Victorian Love Triangle Can Be Thrice Told

MANHATTAN (CN) - Oscar-winning actress Emma Thompson's dramatization of scandalous love affairs in the Victorian art world does not violate two similar screenplays, a federal judge ruled.

U.S. District Judge J. Paul Oetken's lengthy ruling begins with an overview of the art, the history and the era.

"Victorian England, famed for its cultural achievements, high political drama, and sexual mores, remains a rich source of inspiration for historians and artists," the order states. "For generations, authors, composers, dramatists, and scholars have been drawn to the story at the heart of this case - a story that involves two major figures of the Victorian art world, John Ruskin and John Everett Millais, and a woman, Euphemia Gray, who married Millais after annulling her notoriously unhappy marriage to Ruskin on the scandalous ground of non-consummation."

Prior works on the subject include Suzanne Cooper's nonfiction book "Effie: The Passionate Lives of Effie Gray, John Ruskin and John Everett Millais;" David Lang's opera "Modern Painters;" Eva McDonald's novel "John Ruskin's Wife;" and Van Dyke Brooke's silent film "The Love of John Ruskin," according to the ruling.

"Eve Pomerance and Emma Thompson have both contributed to the corpus of works about the Ruskin-Gray-Millais affair," Oetken added. "Pomerance authored and copyrighted two screenplays: 'The King of the Golden River' ('King') and 'The Secret Trials of Effie Gray' ('Trials'). Thompson later authored a screenplay, entitled 'Effie,' and registered it with the United States Copyright Office. Thompson subsequently assigned to Effie Film, LLC ('Effie Film') exclusive ownership of her copyright in Effie and all rights in the screenplay, including the right to produce a motion picture on the basis of the screenplay and to seek declarations that the screenplay (or any film based on it) does not infringe on others' copyrights. A film based on the screenplay, starring Dakota Fanning, Robbie Coltrane, and Thompson, is expected to be released in 2013."

Pomerance's lawyer sent Effie Film a letter on Oct. 4, 2011, warning that Thompson's film violated copyright. Effie filed suit later that month for a judgment of noninfringement as to the Thompson screenplay.

Oetken granted that ruling Dec. 18, in a 61-page order replete with plot summaries, thematic analysis, historical background and literary allusions ranging from Greek mythology to Shakespearean imagery.

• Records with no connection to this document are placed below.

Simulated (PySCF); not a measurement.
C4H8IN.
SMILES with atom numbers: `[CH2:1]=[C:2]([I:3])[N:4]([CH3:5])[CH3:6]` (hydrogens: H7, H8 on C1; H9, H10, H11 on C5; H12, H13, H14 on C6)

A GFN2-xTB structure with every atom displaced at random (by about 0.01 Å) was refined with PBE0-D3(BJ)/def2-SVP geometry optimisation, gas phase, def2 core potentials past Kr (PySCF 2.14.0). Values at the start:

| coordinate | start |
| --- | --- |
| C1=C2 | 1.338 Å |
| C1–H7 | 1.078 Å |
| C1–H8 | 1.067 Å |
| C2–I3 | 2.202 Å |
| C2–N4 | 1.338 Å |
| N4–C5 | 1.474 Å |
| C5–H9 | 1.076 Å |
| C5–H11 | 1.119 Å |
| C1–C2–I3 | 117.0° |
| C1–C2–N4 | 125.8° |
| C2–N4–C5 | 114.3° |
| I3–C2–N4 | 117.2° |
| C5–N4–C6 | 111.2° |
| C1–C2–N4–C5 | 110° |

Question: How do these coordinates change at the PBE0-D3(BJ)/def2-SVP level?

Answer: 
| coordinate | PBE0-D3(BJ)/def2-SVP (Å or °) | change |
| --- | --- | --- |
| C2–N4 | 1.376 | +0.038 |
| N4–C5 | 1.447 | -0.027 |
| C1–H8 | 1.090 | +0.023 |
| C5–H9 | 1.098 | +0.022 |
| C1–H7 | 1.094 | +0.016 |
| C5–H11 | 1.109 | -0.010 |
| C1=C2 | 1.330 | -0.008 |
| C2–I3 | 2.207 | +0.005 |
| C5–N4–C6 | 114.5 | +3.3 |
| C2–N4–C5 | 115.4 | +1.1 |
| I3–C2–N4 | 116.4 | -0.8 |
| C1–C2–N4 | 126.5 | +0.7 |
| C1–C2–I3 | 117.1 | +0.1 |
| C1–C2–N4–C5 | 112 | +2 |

After conducting a scene-by-scene analysis for dozens of pages, the judge concludes: "The presence of these similarities in plot and plot structure does not support a finding of infringement because these plot elements map onto historical facts. Only where the works depart from actual history, or employ such creative devices as theme and pacing to infuse the work with different literary import, is copyright protection implicated."

Where the scripts take dramatic license, "these fictionalizations ... are in most cases markedly different - either obviously so or with respect to their significance for development of theme, pace, and characterization," Oetken added.